Heart of a Dog, Mari Joyce, Tom Copson at the Birdcage, Norwich, 10 May 2013 review.
Coinciding as it did, on the much anticipated opening night of the Norfolk and Norwich 2013 Festival at Cathedral Close, it was perhaps inevitable the the attendances for gigs in the city would suffer somewhat as a consequence, not that there was any shortage of live events as there was also a big gig at Open tonight.
Once again the journey to the Birdcage was a pleasant one, if not warm it was at least bright and after a seemingly endless winter I was grateful for this blessing. This run of attractive gigs in our beautiful city, even pre-Festival, is seemingly relentless but I would not have it any other way.

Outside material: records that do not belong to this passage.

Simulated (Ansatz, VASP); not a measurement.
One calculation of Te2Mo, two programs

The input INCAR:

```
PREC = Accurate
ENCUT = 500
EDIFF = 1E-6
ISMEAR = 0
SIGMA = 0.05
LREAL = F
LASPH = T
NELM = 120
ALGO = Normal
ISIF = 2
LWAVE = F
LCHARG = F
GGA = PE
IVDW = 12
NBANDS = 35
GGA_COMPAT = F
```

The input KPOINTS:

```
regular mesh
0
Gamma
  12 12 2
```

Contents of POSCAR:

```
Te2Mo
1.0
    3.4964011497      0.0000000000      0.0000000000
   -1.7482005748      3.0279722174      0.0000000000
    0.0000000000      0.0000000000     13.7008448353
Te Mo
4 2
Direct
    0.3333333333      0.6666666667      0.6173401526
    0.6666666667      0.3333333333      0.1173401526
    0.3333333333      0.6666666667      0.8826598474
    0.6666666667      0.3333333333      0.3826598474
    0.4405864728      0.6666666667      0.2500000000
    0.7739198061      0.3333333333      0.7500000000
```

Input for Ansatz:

As I arrived and parked my bike I saw Sam of Heart of a Dog and Henry of Port Isla, who would be guesting this evening. We had a brief chat, mainly about football and my anxiety, as the previous weekend Sam’s Aston Villa had beaten my Norwich City, in an unseemly squabble at the lower reaches of the Premier League table!
Anyway, once soundchecks were out of the way it was time for first on the bill tonight, the lovely Mari Joyce and her brilliant band. Having seen her recently in the same venue supporting Cakes and Ale I was more than happy to catch this talented and unassuming singer songwriter once again. Her songs are quiet and delicate but she has a very assured voice, and I think this was encapsulated by her final number, a gentle but haunting piece inspired by the beautiful poetry of Rumi. Backed tonight by a band consisting of cello, fiddle, and guitar, with Heart of a Dog Jon on drums and Ian Hudson on banjo. Mari is the latest talent to appear on the local scene whose music I find totally engaging and even healing in its calming and reassuring effect.
The next act was Tom Copson, who had the unenviable task of taking to the stage at the point that a huge percentage of the city was making its way to the cathedral for the NNF13 opening event. Undeterred he opened his set with a startling cover of Word Up with great use of guitar, but more fascinating instrumentation was to come later in the set. He is blessed with a good stage presence and a confident voice, but most interesting of all was his musicianship, sometimes beating his guitar strings with a drumstick, others using the facinating instrument that is the omnichord. Despite suffering a sudden and unexpected coughing fit and having to leave the room briefly, I was keen to return and catch the end of the set from this talented young man who has a stunning voice and uses it to great effect.
Here is what the pre-event bio had to say about him:
Tom Copson http://www.tomcopson.com/
Just occasionally, admidst all the dodgy Beatles cover versions and taped backing music, you come across a busker who’s so good, you have to stop in your tracks to listen. If that sounds familiar, you may have been lucky enough to stumble upon Cambridgeshire singer-songwriter Tom Copson.
Armed with a an incredible four-octave range and dynamic personality, as well as a guitar and omnichord, it’s no surprise that Tom’s performance style, as well as his songwriting ability, has led him to prestigious stages both in the UK and Europe (Cambridge Folk festival, Hop Farm, Secret Garden Party, Noorderzon, Viertel Fest), famous fans, (Tom Robinson, Seasick Steve, Ezio) and, last year, the release of his debut album ‘Woven’.
The final act, and of course headliner were Norwich’s Heart of a Dog. Undeterred by a diminished crowd due to the aforementioned Festival activities, they professionally delivered a beautiful set which showcased no less than three new compositions being performed for the first time. I thought they were all beautiful and fitted into the set seamlessly. At once harder-edged they retained the finesse and delicacy which have become the band’s hallmarks. Drummer Jon is more than capable of thrashing out a tough beat, but equally he can turn his hand to a softer, more delicate sound as appropriate, and as such the range of his drumming skills is as remarkable and it is impressive.
Finishing the set and then the encore with Horse and Berlin to a modest but hugely appreciative audience I was left in no doubt, that despite the pull of the Festival opener I had made the right decision in coming along to the Birdcage tonight for Heart of a Dog.